The DHT (22 or 11) uses a 1-Wire protocol, which is not compatible with the Dallas Semicondutors protocol of the same name. The Raspberry Pico (like other microcontrollers) has no dedicated peripherals for this protocol.
Numerous crates exist for using DHT via a digital pin, but after testing several of them, they don't work reliably. The main problem is the implementation of the embedded_hal by rp2040_hal. Manipulating the state and direction of a pin takes too long (I measured between 2µs and 6µs depending on the action requested). This is due, among other things, to the impossibility of placing a pin in open drain, which requires "simulating" this feature
The RP2040 chip (used for the Pico) has a rather atypical peripheral called PIO (Programmable Input/Output), Chapter 3 of the DataSheet. In simple terms, the idea is to be able to run a small program (max. 32 instructions), which executes independently. It can manipulate GPIOs and share information with the main program.
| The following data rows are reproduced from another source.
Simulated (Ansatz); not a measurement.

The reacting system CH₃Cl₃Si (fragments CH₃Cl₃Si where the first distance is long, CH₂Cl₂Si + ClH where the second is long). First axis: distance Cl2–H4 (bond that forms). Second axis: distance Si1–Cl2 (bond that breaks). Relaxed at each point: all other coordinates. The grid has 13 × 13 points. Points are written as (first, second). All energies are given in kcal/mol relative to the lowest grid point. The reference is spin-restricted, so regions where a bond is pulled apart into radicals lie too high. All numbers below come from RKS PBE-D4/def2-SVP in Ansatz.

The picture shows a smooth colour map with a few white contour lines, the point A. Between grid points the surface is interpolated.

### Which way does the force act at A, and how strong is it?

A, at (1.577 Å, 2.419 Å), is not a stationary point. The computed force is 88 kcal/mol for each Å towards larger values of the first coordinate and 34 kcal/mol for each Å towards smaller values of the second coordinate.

The PIO is programmed using an assembler called pioasm
, with just a few very basic instructions. What's interesting is that each instruction takes (usually) 1 cycle to execute. What's more, it's possible to divide the clock at which the program executes. In our case the implementation obtains the system clock and set the PIO's clock to execute one instruction per microsecond.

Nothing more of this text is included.